Saturday, March 28, 2009

Are We Really Known By It?

"A new command I give you: Love one another. As I have loved you, so you must love one another. By this all men will know that you are my disciples, if you love one another."


“You must rail against an immoral society. By this all men will know that you are my disciples.”

“You must be a part of the “right” political party. By this all men will know you are my disciples.”

“You must point out others’ sins. By this all men will now you are my disciples.”

“You must agree with me on all doctrinal issues – especially those pesky controversial ones. By this all men will know you are my disciples.

“You must believe the Bible is inerrant. By this all men will know you are my disciples.”

Some of those are actually good things. I wonder why Jesus didn’t say any of those instead of saying we would be known by our love for one another? You’d think He did say many of them by what we focus on sometimes.

We are intent on becoming the world’s moral and spiritual police. We want to be the Holy Spirit in everyone’s lives. We want to tell others how to vote, what to believe and how to live their lives. We are the first to point out doctrinal errors in their belief systems and we LIKE it! We argue about everything under the sun when it comes to doing life together in church. We enjoy power struggles and beating up on one another verbally (and in a few cases, physically) when they get in our way. We scheme against and seek to discredit and destroy one another to get or keep control. We are not doing the things we need to be doing so that people will know we are Christ’s. We are not loving one another. We are trying to control each other instead. This should not be. If it's true in your life, stop. Repent. Love.

Now consider these words of Christ:

"You have heard that it was said, 'Love your neighbor and hate your enemy.' But I tell you: Love your enemies and pray for those who persecute you, that you may be sons of your Father in heaven. He causes his sun to rise on the evil and the good, and sends rain on the righteous and the unrighteous. If you love those who love you, what reward will you get? Are not even the tax collectors doing that? And if you greet only your brothers, what are you doing more than others? Do not even pagans do that?


This passage talks of easy love versus real love. It's easy to love those we already care about. It's easy to love those who we know are fellow believers - those who are safe. We can do it and so can unbelievers according to this passage.

Yet this verse talks of loving those who hate us – those that are diametrically opposed to us. And if we are really honest, we’ll admit that we hate them back just as much. Our words and actions show this more often than not. Oh, we can talk all day long about how we don't hate the sinner, just the sin he's committing. But come on - that's a cop out. It's an easy out. It's a way to justify our continued hatred towards those we feel are damaging us, our society and dishonoring our Lord. It's no wonder we are hated. We are spending way too much time being outraged and too little time loving.
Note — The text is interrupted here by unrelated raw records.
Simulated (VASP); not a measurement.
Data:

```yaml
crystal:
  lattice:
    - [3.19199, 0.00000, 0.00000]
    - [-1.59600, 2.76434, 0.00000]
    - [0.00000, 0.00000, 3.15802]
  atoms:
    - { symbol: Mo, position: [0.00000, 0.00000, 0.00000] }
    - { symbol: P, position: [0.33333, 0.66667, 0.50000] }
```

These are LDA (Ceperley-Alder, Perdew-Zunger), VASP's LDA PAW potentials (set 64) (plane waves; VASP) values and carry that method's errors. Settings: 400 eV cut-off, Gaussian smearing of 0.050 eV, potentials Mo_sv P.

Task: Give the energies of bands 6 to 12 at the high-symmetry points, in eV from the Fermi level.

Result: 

So what is our correct response? Well, sin is sin. We should be heartbroken over it in our lives and in the lives of those we see it ruining. And yes, we should be outraged and righteously angry over it. We know the damage it will do if left unchecked. But we should be on our knees for them pleading God’s mercy and conviction upon their lives. We should be begging Him to change them, not on our bullhorns screaming in their faces. We should never sin in our anger… ever. We are held to a higher standard. We are to love those who hate and persecute us.

We also need to repent for our attitude towards those we have hated. It is never right to hate anyone. I can’t think of a single passage in the Bible where God says it’s okay to hate anyone. And once we repent, we then need to find ways to love them and show them the love of our Father. God loved us and drew us to Him while we hated Him. What makes us think we can do any different?

Further, note that it says we are to love our enemies, "that we may be sons of our Father in heaven." Boy that puts some pressure on us. Sound familiar? Our love for our enemies confirms that God is our Father. So if we don’t love our enemies, then what does that prove about us?

So why these two passages together?

Because they deal with how God wants us to treat our brothers and sisters in Christ, and how we are to treat our enemies – meaning those that are lost. That pretty much covers the bases. If we love both groups of people, we have it covered. Now how cool would it be to put this kind of love into practice? Somehow I think that if we indeed loved the way God wants us to, we could just stand back and watch God use our obedience to change lives for eternity. After all, what is more important than that?